Giter VIP home page Giter VIP logo

codequestion's Introduction

Semantic search for developers

Version GitHub last commit GitHub issues Build Status Coverage Status


codequestion is a semantic search application for developer questions.

demo

Developers typically have a web browser window open while they work and run web searches as questions arise. With codequestion, this can be done from a local context. This application executes similarity queries to find similar questions to the input query.

The default model for codequestion is built off the Stack Exchange Dumps on archive.org. Once a model is installed, codequestion runs locally, no network connection is required.

architecture architecture

codequestion is built with Python 3.8+ and txtai.

Installation

The easiest way to install is via pip and PyPI

pip install codequestion

Python 3.8+ is supported. Using a Python virtual environment is recommended.

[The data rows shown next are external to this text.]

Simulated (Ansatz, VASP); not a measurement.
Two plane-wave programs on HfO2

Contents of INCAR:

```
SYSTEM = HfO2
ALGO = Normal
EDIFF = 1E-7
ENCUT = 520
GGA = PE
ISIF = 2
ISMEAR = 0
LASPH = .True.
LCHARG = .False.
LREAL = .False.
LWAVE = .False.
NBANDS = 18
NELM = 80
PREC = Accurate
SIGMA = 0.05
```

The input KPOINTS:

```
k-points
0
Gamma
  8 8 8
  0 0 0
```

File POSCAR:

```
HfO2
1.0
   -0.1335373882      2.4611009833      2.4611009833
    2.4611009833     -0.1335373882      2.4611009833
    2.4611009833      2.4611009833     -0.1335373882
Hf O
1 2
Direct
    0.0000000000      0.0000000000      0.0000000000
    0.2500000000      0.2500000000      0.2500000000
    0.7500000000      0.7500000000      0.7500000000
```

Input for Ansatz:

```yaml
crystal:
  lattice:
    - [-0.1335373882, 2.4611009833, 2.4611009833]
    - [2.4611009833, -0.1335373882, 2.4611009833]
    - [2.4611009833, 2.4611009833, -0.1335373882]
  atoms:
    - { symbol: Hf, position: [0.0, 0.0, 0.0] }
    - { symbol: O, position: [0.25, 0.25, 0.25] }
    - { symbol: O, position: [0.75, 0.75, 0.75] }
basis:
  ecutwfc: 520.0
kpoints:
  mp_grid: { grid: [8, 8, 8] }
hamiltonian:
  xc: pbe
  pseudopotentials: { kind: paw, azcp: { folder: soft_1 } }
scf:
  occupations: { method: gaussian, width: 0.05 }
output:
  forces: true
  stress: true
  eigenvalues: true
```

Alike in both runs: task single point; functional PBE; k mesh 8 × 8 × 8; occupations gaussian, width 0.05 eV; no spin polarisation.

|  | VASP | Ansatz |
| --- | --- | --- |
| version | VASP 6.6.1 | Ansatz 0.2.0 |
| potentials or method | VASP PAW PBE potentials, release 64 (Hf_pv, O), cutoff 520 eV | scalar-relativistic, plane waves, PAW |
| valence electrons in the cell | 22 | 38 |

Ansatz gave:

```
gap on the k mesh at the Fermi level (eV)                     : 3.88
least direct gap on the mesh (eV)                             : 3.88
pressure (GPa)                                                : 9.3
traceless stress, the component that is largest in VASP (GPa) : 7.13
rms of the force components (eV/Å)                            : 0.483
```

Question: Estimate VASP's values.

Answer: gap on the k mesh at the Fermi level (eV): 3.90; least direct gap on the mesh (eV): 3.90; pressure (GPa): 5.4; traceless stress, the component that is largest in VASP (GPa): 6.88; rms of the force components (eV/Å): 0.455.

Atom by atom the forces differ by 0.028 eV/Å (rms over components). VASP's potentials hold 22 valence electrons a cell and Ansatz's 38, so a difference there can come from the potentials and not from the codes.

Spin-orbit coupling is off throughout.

codequestion can also be installed directly from GitHub to access the latest, unreleased features.

pip install git+https://github.com/neuml/codequestion

See this link for environment-specific troubleshooting.

Download a model

Once codequestion is installed, a model needs to be downloaded.

python -m codequestion.download

The model will be stored in ~/.codequestion/

The model can also be manually installed if the machine doesn't have direct internet access. The default model is pulled from the GitHub release page

unzip cqmodel.zip ~/.codequestion

Search

Start up a codequestion shell to get started.

codequestion

A prompt will appear. Queries can be typed into the console. Type help to see all available commands.

demo

Topics

The latest release integrates txtai 5.0, which has support for semantic graphs.

Semantic graphs add support for topic modeling and path traversal. Topics organize questions into groups with similar concepts. Path traversal uses the semantic graph to show how two potentially disparate entries are connected. An example covering both topic and path traversal is shown below.

topics

VS Code

A codequestion prompt can be started within Visual Studio Code. This enables asking coding questions right from your IDE.

Run Ctrl+` to open a new terminal then type codequestion.

vscode

API service

codequestion builds a standard txtai embeddings index. As such, it supports hosting the index via a txtai API service.

Running the following:

app.yml

path: /home/user/.codequestion/models/stackexchange/
embeddings:
# Install API extra
pip install txtai[api]

# Start API
CONFIG=app.yml uvicorn "txtai.api:app"

# Test API
curl "http://127.0.0.1:8000/search?query=python+query+sqlite&limit=1"

Outputs:

[{
    "id":"616429",
    "text":"How to fetch data from sqlite using python? stackoverflow python sqlite",
    "score":0.8401689529418945
}]

Additional metadata fields can be pulled back with SQL statements.

curl
    --get
    --data-urlencode "query=select id, date, tags, question, score from txtai where similar('python query sqlite')"
    --data-urlencode "limit=1"
    "http://127.0.0.1:8000/search"
[{
    "id":"616429",
    "date":"2022-05-23T10:45:40.397",
    "tags":"python sqlite",
    "question":"How to fetch data from sqlite using python?",
    "score":0.8401689529418945
}]

Tech overview

The following is an overview covering how this project works.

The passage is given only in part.